What motivated me to stay in that kind of mundane life was the joy I derived from my kids, in how they would tell me about their day at school, and the close bonds they share with one another—it is all worth it.
Tell us about your involvement in the Make-up Ministry at City Harvest Church.
I came to Christ because I was at my wit’s end with my youngest son—he was facing a lot of emotional problems which in turn created a lot of behavioral issues.
For two years, every week without fail, one of the zone supervisors at CHC, Agnes Soh, would come to my house and give me Bible study. As I grew spiritually, I saw God’s hand upon the lives of my family, and even my youngest son’s problems disappeared.
The possibility of serving in the church then opened up and someone asked if I wanted to serve in the Make-up Ministry, given my background in hairstyling. My first thought was, “I’m only a housewife; I don’t know anything. I have no social life.” But I eventually signed on and underwent the necessary training. It has been about six years now, and from serving in the ministry, I have been able to take on external assignments like bridal and corporate grooming jobs.
What was it like coming back to styling?
At first I felt really lost—you have to remember that I’d been out of touch with the outside world for very long, being a housewife whose life only revolved around housechores and caring for the family. But I learned to lean on the Holy Spirit for guidance whenever the workload got too heavy or when I didn’t know how to create a particular hairstyle. It’s hard to explain, but everything comes easily to me when I do it in His strength.
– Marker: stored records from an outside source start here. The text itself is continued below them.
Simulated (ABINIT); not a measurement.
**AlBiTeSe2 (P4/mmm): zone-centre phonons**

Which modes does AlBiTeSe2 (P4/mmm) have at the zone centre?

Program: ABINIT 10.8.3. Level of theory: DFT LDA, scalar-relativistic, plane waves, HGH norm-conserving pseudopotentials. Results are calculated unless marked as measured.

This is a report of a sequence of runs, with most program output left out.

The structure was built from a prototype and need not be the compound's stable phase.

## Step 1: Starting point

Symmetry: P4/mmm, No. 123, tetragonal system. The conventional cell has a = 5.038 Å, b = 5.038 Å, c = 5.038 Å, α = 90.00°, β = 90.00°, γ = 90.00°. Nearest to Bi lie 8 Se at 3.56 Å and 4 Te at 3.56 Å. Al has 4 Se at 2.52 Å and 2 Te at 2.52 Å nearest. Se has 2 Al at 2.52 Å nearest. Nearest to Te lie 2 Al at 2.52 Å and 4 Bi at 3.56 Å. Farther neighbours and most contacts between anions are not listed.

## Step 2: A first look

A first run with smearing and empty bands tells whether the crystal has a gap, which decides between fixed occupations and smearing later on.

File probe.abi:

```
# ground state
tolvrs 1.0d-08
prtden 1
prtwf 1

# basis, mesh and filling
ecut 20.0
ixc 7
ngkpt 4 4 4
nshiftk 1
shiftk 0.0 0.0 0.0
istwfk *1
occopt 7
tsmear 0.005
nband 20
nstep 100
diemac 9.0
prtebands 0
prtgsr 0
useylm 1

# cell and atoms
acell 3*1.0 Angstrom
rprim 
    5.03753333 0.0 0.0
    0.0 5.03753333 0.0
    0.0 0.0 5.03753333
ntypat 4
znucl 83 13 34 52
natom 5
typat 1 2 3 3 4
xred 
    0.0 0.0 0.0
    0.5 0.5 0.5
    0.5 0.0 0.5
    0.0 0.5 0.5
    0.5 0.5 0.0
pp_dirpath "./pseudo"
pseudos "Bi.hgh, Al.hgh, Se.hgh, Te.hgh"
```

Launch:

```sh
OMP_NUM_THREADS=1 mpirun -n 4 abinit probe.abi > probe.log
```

What advice do you have for other mothers or would-be mothers who might be considering the route of becoming a stay-home mother?
Think about the fact that the baby you hold in your arms is specially made for you by God—you don’t want to miss the moment when they take their first step or break into their first smile. It’s precious!
Of course, some women do not have a choice, but if you can, you should at least spend the first few years of your child’s life by their side. When they are a little older, then you can consider working from home or taking on a part-time job because it’s so important to create that bond and set the right foundations in them.
THE ONE WOMAN SHOW
Elaine Ng, 40, had the carpet pulled out from under her feet when her marriage unraveled eight years ago. Yet today she holds the fort as the executive director of operations at Academies Australasia College and mother to 6-year-old Koen Wong.
Under what circumstances did you become a single mother?
I discovered that my husband was unfaithful to me. Nothing prepares you for a failed marriage. You fall in love, get married, say your vows and think that if you do your part by being a good wife and mother, what can go wrong? I was not the perfect wife but I never expected my life to take this route. My first reaction was loss, betrayal, grief, helplessness, anger and heartbrokenness.
We went through counseling but things did not work out. We were separated for three years and are now divorced. I have been a single parent for the last five years.
How did you pull through?
I thank God for my relationship with Him, my friends and family. What I learned from the Bible gave me the reassurance that I still had a purpose in life and there is still a light at the end of the tunnel. Practically, I had to keep my act together because I still had to bring up Koen.
I must give mention to Sun, Pastor Kong, Pastor Tan and his wife, Jacqueline because they were there guiding and advising me in every way, and are still doing so today. Other than Jesus, they were the ones who kept me sane and helped me rebuild my life and create a healthy environment for my son to grow up in.
How has this event shaped your take on life?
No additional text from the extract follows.